The 2011 Alabama Book Festival
Despite the harrowing winds that followed Friday night’s severe storms, the Alabama Book Festival seemed to go pretty well yesterday. The festival, which is held on each year on the third Saturday in April in Montgomery’s Old Alabama Town, included readings by recognizable writers like fiction writer Mark Childress and poet Randall Horton, as well as a whole slew of other local and regional favorites. Amos Kennedy was getting there too when I stopped to speak for a minute, he was busy setting up his rig for his posters to hang on.
I took my kids, who are 5 and 2, in the morning to see Eric Litwin, singer of silly-folksy kids’ songs and author of the Pete the Cat books. Litwin, a middle-aged guy with a tuft of curly hair atop his head, took simple songs and a keen ability to mix jokes for the kids and jokes for the adults and built them into an audience participation show that was truly fun for the whole family. Usually, I despise that cliched phrase, but rarely is anything fun for both kids and their parents, but this guy managed it.

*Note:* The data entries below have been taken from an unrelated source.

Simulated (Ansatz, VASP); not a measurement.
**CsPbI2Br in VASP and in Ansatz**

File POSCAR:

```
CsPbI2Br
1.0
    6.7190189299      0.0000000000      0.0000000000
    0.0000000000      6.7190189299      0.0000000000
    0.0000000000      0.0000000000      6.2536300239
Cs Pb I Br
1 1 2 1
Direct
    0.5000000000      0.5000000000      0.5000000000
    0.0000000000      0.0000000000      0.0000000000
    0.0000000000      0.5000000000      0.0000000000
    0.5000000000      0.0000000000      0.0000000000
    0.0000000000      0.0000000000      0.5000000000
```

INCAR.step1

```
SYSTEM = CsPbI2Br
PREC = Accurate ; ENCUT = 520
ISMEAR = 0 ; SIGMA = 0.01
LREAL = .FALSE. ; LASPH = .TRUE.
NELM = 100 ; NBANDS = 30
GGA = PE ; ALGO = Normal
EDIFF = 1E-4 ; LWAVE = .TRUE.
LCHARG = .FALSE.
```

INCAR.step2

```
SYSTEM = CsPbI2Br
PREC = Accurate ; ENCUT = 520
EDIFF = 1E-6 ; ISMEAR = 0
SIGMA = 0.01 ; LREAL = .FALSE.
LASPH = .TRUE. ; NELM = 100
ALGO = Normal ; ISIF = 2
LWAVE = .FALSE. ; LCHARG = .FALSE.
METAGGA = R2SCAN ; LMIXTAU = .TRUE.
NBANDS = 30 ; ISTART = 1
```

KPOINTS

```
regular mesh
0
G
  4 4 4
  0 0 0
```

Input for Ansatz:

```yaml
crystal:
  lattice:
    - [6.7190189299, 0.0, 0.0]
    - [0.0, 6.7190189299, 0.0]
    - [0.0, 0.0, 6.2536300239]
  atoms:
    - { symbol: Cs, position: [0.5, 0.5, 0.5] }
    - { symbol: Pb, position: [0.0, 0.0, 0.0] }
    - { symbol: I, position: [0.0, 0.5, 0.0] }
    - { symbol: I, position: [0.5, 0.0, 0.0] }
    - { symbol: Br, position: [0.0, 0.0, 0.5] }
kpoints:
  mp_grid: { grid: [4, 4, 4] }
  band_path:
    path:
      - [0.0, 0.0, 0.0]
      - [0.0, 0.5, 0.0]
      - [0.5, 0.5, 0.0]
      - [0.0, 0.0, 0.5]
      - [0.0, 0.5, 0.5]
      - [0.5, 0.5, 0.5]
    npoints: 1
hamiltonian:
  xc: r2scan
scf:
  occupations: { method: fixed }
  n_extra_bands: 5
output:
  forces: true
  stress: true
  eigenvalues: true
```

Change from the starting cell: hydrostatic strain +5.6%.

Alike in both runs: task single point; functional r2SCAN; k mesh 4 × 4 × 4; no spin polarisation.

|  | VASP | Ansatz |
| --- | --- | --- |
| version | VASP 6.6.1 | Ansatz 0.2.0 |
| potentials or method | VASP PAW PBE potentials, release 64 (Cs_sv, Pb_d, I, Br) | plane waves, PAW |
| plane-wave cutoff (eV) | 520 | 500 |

For the second year, the festival has reserved some time for young writers, with readings given by a variety of winners of the Letters about Literature competition, the Alabama Writers Forum’s High School Literary Arts Awards (HSLAA), and Poetry Out Loud. Four of my students read some of their poems, along with students from the Alabama School of Fine Arts. My kids and I ate Boomer T’s barbecue while we listened . . . or really while I listened and they played in the grass.
Right after lunchtime, after my wife had come to take our kids off my hands, I went to hear Marc Smirnoff, editor of the Oxford American, talk about his edited collection of music writing. This year has been declared the Year of Alabama Music, and OA‘s most recent music issue was devoted to Alabama musicians, so Smirnoff’s presence at the festival seems like a no-brainer. With a little help of being moderated by writer and singer-songwriter Karren Pell, he kind of stammered through a variety of discussions about Southern culture, Southern music, and music journalism. Smirnoff was clearly a very intelligent guy with a lot of knowledge about the subjects, but it seemed to me that his mind was moving faster than his mouth could, in kind of a where-do-I-start diatribe. He told one intriguing story about how Louis Armstrong played cornet on Jimmy Rodgers’ “Blue Yodel No.9,” which was a testament to how interlinked everything can be in the South.
Right after that, Sonia Sanchez’s reading was one I had really been waiting for. I had never realized how tiny Sanchez is, but she made up for it in stature. She meshed storytelling and poetry and conversation so well that the half-hour flew by. What struck about her talk was that she approached “things” in kind of the same way that Mark Doty does in Still Life with Oysters and Lemon, as she talked about particular items that she had owned — a watch and a shawl — which had special significance to her because of links to her father’s life, but what was more important was realizing that losing them did not cause her to lose the memories that are attached to them; she told the audience, what to understand about a “thing” is knowing when it’s time to give it up.
After Sonia Sanchez’s reading, I chatted with a few people and then headed out. I had to chaperone our school’s prom, too, so some rest was in order . . .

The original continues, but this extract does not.